AI Writes Code Now. So What Changes?
Forty-five years of pattern recognition on the latest thing that changes everything.
In the early 1990s, I was on the beta program for Microsoft Visual Basic – one of a very small number of developers in Australia with early access. I was contracting alone for an experienced engineering project manager, building a tool that post-processed Microsoft Project files: advanced calculations, reporting across sets of files. I remember the quality of the enthusiasm I felt. VB let me drag a button onto a form, double-click it, and write the code that would run when a user clicked it. I could see the interface taking shape in real time. I could iterate on the layout in minutes rather than hours.
Before that, building a graphical application for Windows meant managing an event loop in code – a constant cycle in which your program checked what was happening in the operating system, decided which events it cared about, handled them, asked for a screen redraw, did the redrawing, and carefully released enough processing resources to let other programs continue running. To say it was complex is an understatement. Iterative interface design – trying something, seeing how it felt, adjusting – was genuinely difficult. VB changed all of that. It made GUI development accessible in a way that nothing had before.
I evangelised it to every developer I knew. Most of them couldn’t see it yet. They came around.
But it wasn’t all good. VB’s accessibility attracted less expert programmers and non-programmers who had dabbled in Basic on a home PC. Much of what followed was a mess. Business logic became deeply entangled with visual components. Software was shipped without adequate testing – automated testing of GUI applications was poorly understood, and the people building in VB often weren’t experienced enough to know what they didn’t know. An old industry adage proved itself, repeatedly: you can write COBOL in any language. The tool changes. The thinking required to use it well does not.
I have been watching the current conversation about AI and software development with a strong sense of familiarity.
The phenomenon has acquired a name vibe coding – which captures it well: using an AI assistant to generate code through conversation, iterating on the output, shipping the result. The parallels with the VB moment are not subtle. A technology arrives that makes programming accessible to people who couldn’t previously do it, and dramatically accelerates the work of people who could. The coverage is enthusiastic. The evangelists are out in force. The consequences that nobody is quite ready to discuss are already accumulating.

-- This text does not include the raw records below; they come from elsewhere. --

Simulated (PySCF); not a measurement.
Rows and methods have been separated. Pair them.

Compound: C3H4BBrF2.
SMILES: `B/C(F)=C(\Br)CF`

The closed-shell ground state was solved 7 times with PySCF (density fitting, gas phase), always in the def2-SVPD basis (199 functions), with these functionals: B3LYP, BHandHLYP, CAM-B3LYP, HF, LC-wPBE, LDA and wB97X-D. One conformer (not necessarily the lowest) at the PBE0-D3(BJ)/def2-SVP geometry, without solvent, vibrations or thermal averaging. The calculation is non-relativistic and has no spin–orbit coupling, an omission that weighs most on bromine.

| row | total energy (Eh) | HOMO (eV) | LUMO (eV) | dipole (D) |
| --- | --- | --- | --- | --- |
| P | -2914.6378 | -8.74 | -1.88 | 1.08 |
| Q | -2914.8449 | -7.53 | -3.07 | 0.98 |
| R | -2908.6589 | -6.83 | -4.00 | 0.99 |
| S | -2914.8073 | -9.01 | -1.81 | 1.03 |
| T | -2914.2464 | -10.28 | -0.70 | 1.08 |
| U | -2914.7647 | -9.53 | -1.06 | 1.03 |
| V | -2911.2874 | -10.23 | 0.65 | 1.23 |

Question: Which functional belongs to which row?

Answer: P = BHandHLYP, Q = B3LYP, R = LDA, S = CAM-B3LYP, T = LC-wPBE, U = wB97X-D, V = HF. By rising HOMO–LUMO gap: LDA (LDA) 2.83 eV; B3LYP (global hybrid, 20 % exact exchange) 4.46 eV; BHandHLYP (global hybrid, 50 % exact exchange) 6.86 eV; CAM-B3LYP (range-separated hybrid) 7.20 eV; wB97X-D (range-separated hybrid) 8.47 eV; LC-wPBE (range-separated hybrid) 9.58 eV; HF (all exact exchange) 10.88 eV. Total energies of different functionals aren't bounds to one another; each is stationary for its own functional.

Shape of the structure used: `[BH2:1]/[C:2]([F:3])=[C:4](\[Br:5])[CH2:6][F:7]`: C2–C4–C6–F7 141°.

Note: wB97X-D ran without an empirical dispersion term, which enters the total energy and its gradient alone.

Let me be honest about both sides.
What genuinely changes is real. The speed at which an experienced developer can implement well-understood functionality has increased substantially. Boilerplate, routine integrations, the first draft of a feature – AI handles these faster than any human. For personal projects and small-scale tools, vibe coding works: if something goes wrong, the person who built it is close enough to notice and fix it. The barrier to building software has lowered again, and some of what gets built at that lower barrier is genuinely useful.
What doesn’t change is more important.
The else clause doesn’t care how the code was generated. I wrote recently about the moment a developer implementing a payment feature types the word “else” and stops – confronted by the cascade of questions that only become visible at the point of implementation. What happens when the payment gateway times out? When the card is declined for one of several distinct reasons? When the payment succeeds but the confirmation email fails? None of those questions are in the AI prompt. They are only visible from close range, and answering them requires judgment that the AI does not have and the vibe coder may not have either. For a personal project, an unhandled edge case is an inconvenience. For a system handling real transactions for real customers, it is something else entirely.
The belief that design is now optional is gaining traction in places that should know better. The idea that you can describe what you want in conversation with an AI and deploy the result – without thinking through requirements, failure modes, or any of the work that precedes responsible implementation – does not work for software of any significance. The AI will generate something. It will often look plausible. What it will not do is tell you what you forgot to ask for.
The speed at which you can build the wrong thing increases dramatically.
The thinking required to build the right thing does not.
The consequences for professional developers are serious and largely absent from the coverage. Senior developers – whose job has always included reviewing and correcting the work of more junior colleagues – are now contending with code being generated at a pace no review process was designed to handle. The volume is extraordinary. The quality varies enormously. Seniors are increasingly seen as the bottleneck in the “construction” of software, are being pushed to review faster, and are burning out. This is not a hypothetical. It is happening now, in organisations that have adopted AI coding tools without thinking through what happens to the humans in the loop.
And then there is the question I find most troubling.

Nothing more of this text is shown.